When a franchise dies, all of Hollywood sheds a tear. But when a franchise dies prematurely, while it still has years of cash to give, Hollywood goes to battle stations. And tonight, Hollywood stands on the brink.
Today the news broke that Hollywood 19th highest grossing franchise in all history may be in jeopardy. According to a report on The Playlist blog, director Paul Greengrass, who has shepherded the series through its last two installments, has walked off the film, possibly taking with him star Matt Damon.
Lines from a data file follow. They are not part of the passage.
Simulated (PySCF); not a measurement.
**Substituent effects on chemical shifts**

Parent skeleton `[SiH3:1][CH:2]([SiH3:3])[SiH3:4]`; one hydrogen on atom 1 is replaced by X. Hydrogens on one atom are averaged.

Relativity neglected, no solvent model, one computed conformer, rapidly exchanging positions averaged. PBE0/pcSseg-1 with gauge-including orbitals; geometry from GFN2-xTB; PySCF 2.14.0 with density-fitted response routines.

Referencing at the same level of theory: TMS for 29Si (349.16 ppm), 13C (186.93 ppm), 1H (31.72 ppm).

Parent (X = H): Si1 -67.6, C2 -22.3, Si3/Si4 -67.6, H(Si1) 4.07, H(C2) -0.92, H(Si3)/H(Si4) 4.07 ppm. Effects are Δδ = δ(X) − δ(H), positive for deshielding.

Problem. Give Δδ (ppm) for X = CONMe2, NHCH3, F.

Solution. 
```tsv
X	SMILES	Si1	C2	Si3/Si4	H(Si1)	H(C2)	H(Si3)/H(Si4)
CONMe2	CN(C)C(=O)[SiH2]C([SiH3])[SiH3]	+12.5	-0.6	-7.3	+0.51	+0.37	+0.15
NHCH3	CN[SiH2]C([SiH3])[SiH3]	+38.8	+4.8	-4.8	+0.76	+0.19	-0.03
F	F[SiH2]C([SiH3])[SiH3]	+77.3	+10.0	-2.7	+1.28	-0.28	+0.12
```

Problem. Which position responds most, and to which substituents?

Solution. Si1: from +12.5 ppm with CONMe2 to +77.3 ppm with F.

The story is a tale of runaway egos and runaway budgets colliding in a studio under assault from incoming and outgoing corporate overlords. As reported, Greengrass, one of the contemporary cinema's most celebrated directors, has the expensive habit of "finding a movie" while shooting it; a practice which has clearly served him well, so long as you're not the one writing the checks for his retakes and extra footage. Apparently, there has been simmering frustration at Universal with Greengrass' slow-moving ways.
But then, someone at the studio decided to let him make an Iraq war film on Universal's dime. The film, entitled The Green Zone and starring Bourne lead Matt Damon, was according to The Playlist, Universal's little Christmas gift to Greengrass; that was supposed to be his small film to tide him over between Bourne blockbusters.
Well somehow, you know how it goes on movie sets, one thing led to another, someone got drunk, someone stayed out too late, someone ordered an extra bomb detonation and then you wake up and you've spent $100 - $150 million on a film about the one subject which the public has definitively stated they will not pay to see films, the past 20 films on the topic having grossed a combined total of a bubblegum wrapper, a few paperclips and a Starbucks half-price-before 5 pm coupon.
What followed is a bit unclear; it seems what with the GE and the incoming Comcast bosses paying more and more attention to costs in the dire Universal film business, tempers were strained, people were nagged and as a result Paul Greengrass has walked out on Hollywood 19th highest grossing franchise. And worse still, Damon has made a cryptic statement about being "loyal" to Greengrass, potentially pulling the plug on the whole darn thing.
The report quotes people familiar with the situation saying that the break-up could still be patched up, but at this hour, there are many more questions than answers. Among the things we must know while the fate of Bourne hangs in the balance:
- Why would a director as talented as Greengrass even want to make a third Bourne? Yes, by the low standards of today's thriller genre he's done a classy version, but its still basically a running around and jumping behind dumpsters and shooting at stuff movie? We're all for a good thriller, but is Bourne really the only place to get one?
- Is Matt Damon really irreplaceable? And if so, why? There's no one else who could do furrowed brow/quietly intense guy?
- No matter what Paul Greengrass and Matt Damon do, would the laws of nature ever allow a franchise that is still turning out cash to go away?
- Is there anyone in America who can recite the plot of the last two Bourne films (without looking)?
- Will this, the senseless slaughter of a profitable franchise, be enough to sink Jeff Zucker? Are there enough straws in show business to break him?
- Would this stunning development and the end of big screen Bourne put an end once and for all to the preposterous debate on whether the Bourne series is better than the Bond series?
Tonight, as Hollywood locked behind its drawn curtains and waits by candlelight for the all clear, much more lies on the line than the fate of one better than average, 19th highest grossing film franchise.